Memorial Stability Testing to commence soon
08 April 2019
Since 1992, following an accident in Preston, there has been heightened awareness about the dangers of memorials. In 1994, the Memorial Advisory Bureau produced “A Guide to Best Practice‟ for Burial Grounds and Memorials. In 1996, the Confederation of Burial Authorities (CBA) commissioned some research into the problem of dangerous memorials and the National Association of Memorial Masons (NAMM) issued a set of installation guidelines in their Recommended Code of Working Practice.
Since that time the Institute of Cemetery and Crematorium Management (ICCM), have published management guidance in their publication the Management of Memorials, this was based on the research carried out by the CBA and supported by the Health and Safety Executive (HSE).
Responsibility for the overall safety within a burial ground lies with the burial authority, in this case Prudhoe Town Council; these responsibilities are under the Health and Safety at Work Act 1974 and the Occupiers Liability Act 1957 to ensure that, as far as reasonably practicable, our sites are maintained in a safe condition. This includes ensuring that anyone who enters the site to carry out work, such as a memorial mason, carry out this work in a safe manner and in such a way that others using the site will not be put at risk.
Whilst the responsibility for general safety lies with the burial authority there are specific responsibilities for memorials that lie with both the owner of the memorial and the memorial mason responsible for installing it. The owner of the memorial is responsible for maintaining the memorial in a good condition and should be properly informed, in writing, of their and other parties’ responsibilities. They should also be encouraged to insure the memorial, just as they do their household property.
Memorial masons are legally liable for the work they carry out and should ensure that memorials are erected safely and in accordance with current standards available within the industry (such as quality specifications like the NAMM Code of Working Practice or similar). This responsibility is placed on masons in the Consumer Protection Act 1987, the Sale of Goods Act 1979 (amended 1994), the General Product Safety Regulations 2005 and the Directive on Liability for Defective Products (85/374/EEC). Prudhoe Town Council will only allow licensed memorials masons to carry out work in Edgewell Cemeteries and we have a robust system in place to ensure that proper practice is adhered to. Claims for poor workmanship can be made by the owner up to 6 years after the memorial has been installed.

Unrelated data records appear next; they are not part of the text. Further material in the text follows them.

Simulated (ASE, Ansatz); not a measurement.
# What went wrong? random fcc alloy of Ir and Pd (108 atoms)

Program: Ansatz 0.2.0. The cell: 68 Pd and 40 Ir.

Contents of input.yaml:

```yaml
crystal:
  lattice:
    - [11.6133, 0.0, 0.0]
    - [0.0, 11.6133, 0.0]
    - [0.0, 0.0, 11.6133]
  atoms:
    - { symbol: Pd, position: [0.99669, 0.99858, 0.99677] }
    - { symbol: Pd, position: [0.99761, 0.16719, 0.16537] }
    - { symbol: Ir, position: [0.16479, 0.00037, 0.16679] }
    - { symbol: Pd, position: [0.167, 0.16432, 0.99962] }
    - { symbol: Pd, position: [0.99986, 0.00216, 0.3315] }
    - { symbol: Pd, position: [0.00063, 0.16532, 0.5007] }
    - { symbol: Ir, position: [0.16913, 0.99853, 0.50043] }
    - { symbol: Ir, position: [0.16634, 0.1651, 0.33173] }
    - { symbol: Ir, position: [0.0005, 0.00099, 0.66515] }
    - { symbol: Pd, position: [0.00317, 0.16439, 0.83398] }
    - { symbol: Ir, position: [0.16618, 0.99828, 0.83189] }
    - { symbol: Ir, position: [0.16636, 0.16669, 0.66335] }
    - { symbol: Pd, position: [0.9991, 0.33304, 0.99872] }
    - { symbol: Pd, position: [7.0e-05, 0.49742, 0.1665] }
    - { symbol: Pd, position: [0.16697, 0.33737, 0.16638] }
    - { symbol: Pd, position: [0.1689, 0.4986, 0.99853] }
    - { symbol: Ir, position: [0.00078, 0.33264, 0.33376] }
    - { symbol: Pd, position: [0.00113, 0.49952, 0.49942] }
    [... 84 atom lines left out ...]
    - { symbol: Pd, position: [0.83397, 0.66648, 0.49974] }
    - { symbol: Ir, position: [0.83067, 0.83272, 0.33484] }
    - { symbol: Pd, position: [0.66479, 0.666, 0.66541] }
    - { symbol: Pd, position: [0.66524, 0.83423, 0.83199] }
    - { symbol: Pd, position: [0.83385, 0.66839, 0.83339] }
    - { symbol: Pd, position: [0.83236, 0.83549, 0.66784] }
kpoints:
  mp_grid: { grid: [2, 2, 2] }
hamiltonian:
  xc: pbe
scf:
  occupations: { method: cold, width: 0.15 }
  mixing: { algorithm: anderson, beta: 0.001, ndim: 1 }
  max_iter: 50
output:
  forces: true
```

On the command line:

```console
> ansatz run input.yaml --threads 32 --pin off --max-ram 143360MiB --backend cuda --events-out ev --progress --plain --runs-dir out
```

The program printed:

As the burial authority we are required to carry out regular inspections on memorials, at least once every 5 years. Where unsafe memorials have been identified through this inspection programme, we have a responsibility to ensure such memorials are not a danger to visitors and employees in the burial ground. Where possible, we will contact the owner and advise them of the problem and ask them to make the memorial permanently safe, usually by having it refixed.
Obviously, if there is a clear defect with the way in which the memorial was installed then the owner may have some redress through the memorial mason who originally installed it, should it have been installed in the previous 6 years. If not, they will have to pay for the memorial to be installed to an approved standard.
Where owners cannot be traced the burial authority has to make a decision on how to deal with the memorial.